Chandigarh 01st July:- The monsoon months of June, July and August spell doom for commuters who use taxi-hailing apps to reach their destinations. The sky high cab fares on rainy days or on days when there is unending traffic, burns a deep hole in a consumer’s pocket. Their travel budget for whole month takes a hit, leaving them frustrated, dejected and burdened than usual.
Vistar Gupta, who uses one such app to get to work said that he usually pay INR 300 to commute from Zirakhpur to his office in Mohali. During the rainy season, he has even paid INR 600 which is very frustrating and has messed up his entire monthly budget. The only other alternative is public transport buses which have a set route and take forever to reach your destination.

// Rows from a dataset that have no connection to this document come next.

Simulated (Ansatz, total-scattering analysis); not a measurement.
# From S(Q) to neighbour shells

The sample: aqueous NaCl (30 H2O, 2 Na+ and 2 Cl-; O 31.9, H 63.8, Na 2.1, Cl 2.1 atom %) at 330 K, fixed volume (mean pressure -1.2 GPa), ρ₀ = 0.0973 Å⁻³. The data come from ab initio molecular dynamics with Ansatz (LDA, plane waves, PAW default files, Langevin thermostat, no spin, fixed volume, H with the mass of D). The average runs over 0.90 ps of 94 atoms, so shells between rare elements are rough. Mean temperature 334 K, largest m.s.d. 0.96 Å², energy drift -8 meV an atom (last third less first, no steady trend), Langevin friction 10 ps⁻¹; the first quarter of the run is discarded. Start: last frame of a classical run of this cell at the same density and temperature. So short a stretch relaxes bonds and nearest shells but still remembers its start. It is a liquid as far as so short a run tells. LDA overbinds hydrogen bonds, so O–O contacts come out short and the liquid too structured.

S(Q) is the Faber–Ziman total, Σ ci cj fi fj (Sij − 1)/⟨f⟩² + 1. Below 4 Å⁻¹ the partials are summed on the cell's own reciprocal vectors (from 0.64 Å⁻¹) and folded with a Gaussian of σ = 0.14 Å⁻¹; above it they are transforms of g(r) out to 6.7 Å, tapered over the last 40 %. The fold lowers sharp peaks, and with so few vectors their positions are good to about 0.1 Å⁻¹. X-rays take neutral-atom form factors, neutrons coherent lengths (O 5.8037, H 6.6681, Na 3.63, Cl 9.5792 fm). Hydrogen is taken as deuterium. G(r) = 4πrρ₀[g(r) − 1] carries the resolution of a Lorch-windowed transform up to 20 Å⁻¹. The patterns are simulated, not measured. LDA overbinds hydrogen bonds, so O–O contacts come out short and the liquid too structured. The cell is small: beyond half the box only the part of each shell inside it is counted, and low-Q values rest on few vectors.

Ride-hailing in Chandigarh has become difficult for commuters. It lacks transparency and freedom to choose at various levels. International markets have witnessed a revolution with apps like inDriver wherein consumer has the power of choice on fare, driver rating, estimated time of arrival, vehicle model etc so that he/she not only feels safe but also feels empowered. An app like this can be a solution for cab facilities in the tricity, providing a service that aids drivers and commuters to operate in a perfect analogy.
On a wintery day during the New Year holidays of 2012, the temperature in Yakutsk, Siberia, an eastern region of Russia, dropped below -45C and the local taxi drivers doubled the cost of their rides. In order to overcome this issue, the residents of Yakutsk created a group by the name of “Independent Drivers” on social media. Group members would list the price they were willing to pay, and drivers accepted their orders. In just six months, more than 60,000 people had joined the group. Not long after, the mobile app inDriver was created to replace the group, allowing passengers to independently set the most optimal terms for their rides.
Besides wreaking havoc on pocket of the common man, the currently operating apps charge high percentage of commission from their drivers which is said to be around 15-20%. The entire setup is such that neither the consumer nor the drivers are benefitted but just the companies.
We require an alternate which resolves this concern for both the commuters as well the cabbies. The commuters in tri-city not only need better public transport but taxi services which are more organized and consumer-friendly.